What many find more troubling is that Prime Minister Oli gave his consent for the book. Officials at the education ministry’s curriculum development centre, which published the book, said that the decision to come out with this reference book was taken on 3 July.

Keshab Dahal, the director general of the centre, was quoted as saying that the book was ready in three months and minister Pokharel was closely involved in the process of drafting the book.

The Prime Minister and other ministers then gave their consent, Dahal added.

Nepal’s former ambassador to India Deep Kumar Upadhyay said the book, especially the preface written by Pokarel, sends out a “hugely negative signal” to India.

Upadhyay regretted that instead of trying to create an environment for dialogue, the government is engaged in publishing a book which barely serves any purpose. “Both countries should try to find an amicable solution to the problem in hand, and the book by the Nepal government is definitely not the way to go about it,” he added.
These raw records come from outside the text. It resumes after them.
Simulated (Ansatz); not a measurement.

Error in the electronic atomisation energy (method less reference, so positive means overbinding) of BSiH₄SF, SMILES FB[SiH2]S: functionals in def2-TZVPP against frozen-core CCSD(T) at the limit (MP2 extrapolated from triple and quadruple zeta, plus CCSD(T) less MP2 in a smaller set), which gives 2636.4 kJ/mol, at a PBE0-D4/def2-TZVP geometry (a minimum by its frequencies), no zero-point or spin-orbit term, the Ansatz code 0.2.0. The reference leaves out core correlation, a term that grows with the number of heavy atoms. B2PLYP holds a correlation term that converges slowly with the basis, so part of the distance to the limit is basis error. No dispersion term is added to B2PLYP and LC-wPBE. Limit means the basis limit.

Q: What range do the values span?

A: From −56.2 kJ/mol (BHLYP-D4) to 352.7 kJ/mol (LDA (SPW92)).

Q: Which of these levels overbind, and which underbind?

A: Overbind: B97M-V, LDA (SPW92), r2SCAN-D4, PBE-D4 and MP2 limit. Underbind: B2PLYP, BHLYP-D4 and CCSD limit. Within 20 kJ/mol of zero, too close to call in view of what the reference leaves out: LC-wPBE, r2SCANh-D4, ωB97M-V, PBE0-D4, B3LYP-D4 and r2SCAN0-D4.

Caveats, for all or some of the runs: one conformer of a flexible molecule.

Many academics, diplomats and foreign relations experts have demanded that the book be withdrawn. “This book will become a major irritant in ties with India and should be withdrawn before it does any further damage to bilateral ties,” said Upadhayay.

But there are no chances of its withdrawal. Because it serves the purpose for which it was written: to create a divide between the people of the two countries who are closely bound by ties of religion and culture.

If Nepal’s future generations harbour hatred for India, they will be much more amenable to closer ties with China. And Beijing will find it much easier to make Nepal its client state.